Another damn failure on my colo box

Yesterday I had a panic attack – suddenly a certain repository of binary files was empty where it had been nearly 300Gb a few hours previously. I knew that Vicki was uploading some stuff to it today using an “ncftpput” command that I’d shown her but which I knew she didn’t understand what each command line argument meant. So I’m sorry to say my first reaction was “I bet she somehow wiped it”. But I looked in her ~/.ncftp/spool/log file and couldn’t see anything unusual. I guess I owe her an apology for that thought.

I looked on the domU, and “df” showed the partition still mounted, and still 91% full. But nothing showed up to “ls”. I unmounted it and shut off the nightly backups so that it doesn’t delete the backup. “fsck.ext3 /dev/hdb” gave an error about a zero length partition. Then I thought I should probably be doing this on the dom0, and so I logged into it and had the same error with “fsck.ext3 /dev/hdb1”. “fsck -l /dev/hdb” on that entire drive showed that it didn’t think the drive was there at all. Oh oh. Moment of panic time – one of the other domUs has some of its disk space on that drive as well, thanks to LVM. I wonder what’s screwing up on his domU if it can’t get to some of its disk space. Time to shut them all down and reboot.

I did an “xm console xen1” to connect to my domU and that’s where I saw the oh-so-familiar ext3 errors. But everything shut down relatively cleanly and rebooted. I saw one message in the log files about resetting the ide0 controller, which I’m not sure was caused by or the cause of the problem. And after the reboot, all 300Gb of files were back. Thank goodness, because the upload bandwidth I’ve got at home these days means it would have taken months to get that partition restored from my backup.

This partition that screwed up this time is a normal primary disk partition, not an LVM logical volume, and on a different physical drive than the other failures, so at least I’ve eliminated LVM and the disk hardware as a cause. But that leaves the IDE controller and Xen.

I can’t wait for my new 1U server to come. Still not sure whether I should try Xen again or VMWare. VMWare probably isn’t as fast and it’s a lot more difficult to manage without getting the for-pay version, but at least it’s “ready for prime time”.

What a pain in the ass

This morning while perusing my logwatch mails I see a strange result from the script that is supposed to email me with the day’s changes from my DAFIF Replacement wiki. It was complaining about a missing perl module in the twiki/bin directory. So I look, and the twiki/bin directory is totally empty.

Some low life found a vulnerability in TWiki, and used it to remove everything in twiki/bin. I guess I should count myself lucky that he didn’t find any way to remove or corrupt other files that were writable by the web browser, since he managed to do it *before* the nightly backup ran.

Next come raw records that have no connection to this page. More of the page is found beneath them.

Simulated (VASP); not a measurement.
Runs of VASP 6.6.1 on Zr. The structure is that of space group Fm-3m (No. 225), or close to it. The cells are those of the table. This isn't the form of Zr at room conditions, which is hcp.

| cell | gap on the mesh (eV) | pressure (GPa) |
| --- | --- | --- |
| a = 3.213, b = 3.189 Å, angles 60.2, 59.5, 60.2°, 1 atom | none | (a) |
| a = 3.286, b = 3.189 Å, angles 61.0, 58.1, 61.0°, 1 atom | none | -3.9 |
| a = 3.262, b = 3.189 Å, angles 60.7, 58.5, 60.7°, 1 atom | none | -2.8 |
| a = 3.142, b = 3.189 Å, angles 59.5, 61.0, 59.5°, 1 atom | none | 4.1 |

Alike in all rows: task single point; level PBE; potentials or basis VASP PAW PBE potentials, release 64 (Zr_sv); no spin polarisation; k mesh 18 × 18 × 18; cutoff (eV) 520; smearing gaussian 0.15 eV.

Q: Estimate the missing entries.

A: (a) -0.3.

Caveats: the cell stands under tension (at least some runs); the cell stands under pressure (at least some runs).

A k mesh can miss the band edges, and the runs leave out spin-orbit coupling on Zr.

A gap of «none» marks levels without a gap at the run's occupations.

I was running a pretty ancient version of TWiki, so it was probably long past time to upgrade. The upgrade to 4.0.5 seems to have been pretty painless. But it’s not what I wanted to be doing this morning.

1992/2006

In 1992, I worked for a company called GeoVision. I’d worked there for 6 years, but they were having financial problems. The previous two quarters, the end of the quarter had been the time when they announced layoffs. And just like the previous two end of quarters, the bean counters from both the Ottawa and Denver offices were huddled together the day before, and this time they came around with a list and told everybody whether they had to go to the 2pm meeting or the 3pm meeting. I was invited to the 2pm meeting. It turned out that everybody invited to the 2pm meeting was laid off, and the 3pm meeting was to announce that they’d had to do this to ensure the continued health of the company (it didn’t work – 6 months later they were out of business).

Now flash forward to 2006. I’m on a contract at $EMPLOYER. I’ve been there for 4.5 years on this contract, and I was in a previous contract in the same office for 3 years. $EMPLOYER, as everybody knows, has been shrinking for decades. And they announced that our group (Entertainment Imaging) has to shrink by 10% (they’ve offerred the voluntary retirement package (called “getting tapped”) to certain eligible job categories, then next year if they haven’t met their targets they’ll fire some people) and also it’s becoming part of the Film Products Group (which really inspires confidence that our digital project is going to be a high priority). And then today, just to make my heart rate soar, they announced that there are problems extending our contracts, and the boss set up a series of meeting to “talk with each of you on Friday regarding our decision to extend your contract or not for 2007”. And I got one of the early ones.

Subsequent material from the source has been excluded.